Equitrekking

Siesta in Carmona, Spain

Midday in the bright Andalusian sun, the tradition of siesta time is still thriving. Taking a break from our Epona Equestrian holiday, we drove into Carmona for an authentic Spanish tapas style lunch. As being typical American tourists, the thought of towns having quiet time between 2:00 p.m. and 5:00 p.m. escaped us, and we arrived to a peaceful village.

Stepping through the arched Seville entryway, we entered into the old quarter of Carmona. With its history that dates back to the Bronze Age, Carmona has been continuously inhabited, and the walls could speak of a history that no book could tell.

Puerta de Sevilla

Carmona is a walled village that was able to protect its citizens from the enemy. With two entrances that were well controlled, they were able to withstand any attacks. To the west is Seville, to the east Cordoba, making Carmona an essential place of refuge for travellers.

Puerta de Cordoba

Walking along the quiet streets of Carmona, we began to cool in the shade of the closely set buildings. White washed and bright with their wrought iron balconies, and Andalusian yellow trim, we began to appreciate the charm of Carmona. However, all of the stores were empty and we were starting to worry that we wouldn’t be able to find a lunch spot.

Reaching the main plaza, we were pleased to find several cafes open for business. Sitting outside to take in the Andalusian sun, we dined on a superb Tapas lunch, while gazing across the main plaza with church steeples in sight.

Carmona is another old town that amazes me with the amount of religious churches, monasteries and convents within a very small radius. Following lunch, we began to walk more of the streets of Carmona, quickly realizing that it was larger than it seemed from outside its walls. We were visiting the week after Easter and the decorations from Palm Sunday still hung on the balconies.

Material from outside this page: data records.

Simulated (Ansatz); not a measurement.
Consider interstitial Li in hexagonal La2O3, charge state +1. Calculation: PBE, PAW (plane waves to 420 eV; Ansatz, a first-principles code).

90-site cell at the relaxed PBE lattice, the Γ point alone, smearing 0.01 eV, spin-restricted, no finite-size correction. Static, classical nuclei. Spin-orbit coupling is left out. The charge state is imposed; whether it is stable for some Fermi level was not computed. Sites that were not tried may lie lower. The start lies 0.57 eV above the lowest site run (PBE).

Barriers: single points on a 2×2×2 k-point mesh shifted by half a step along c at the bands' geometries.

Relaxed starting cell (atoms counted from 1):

Carmona is a charming Andalusian town that one should take the time to visit. A bit off the traditional tourist route, Carmona holds one of the well-known Posadas, Posada San Fernando where one can truly submerse oneself in the warmth of Andalusia. Perhaps one day I’ll return to Carmona and be able to spend some time within its walls and feel safe from the enemy.

25 replies »

  1. Lovely photos and the tapas look delicious – I want to go to Spain so badly – have you been San Sebastion? – I keep hearing about the tapas culture there.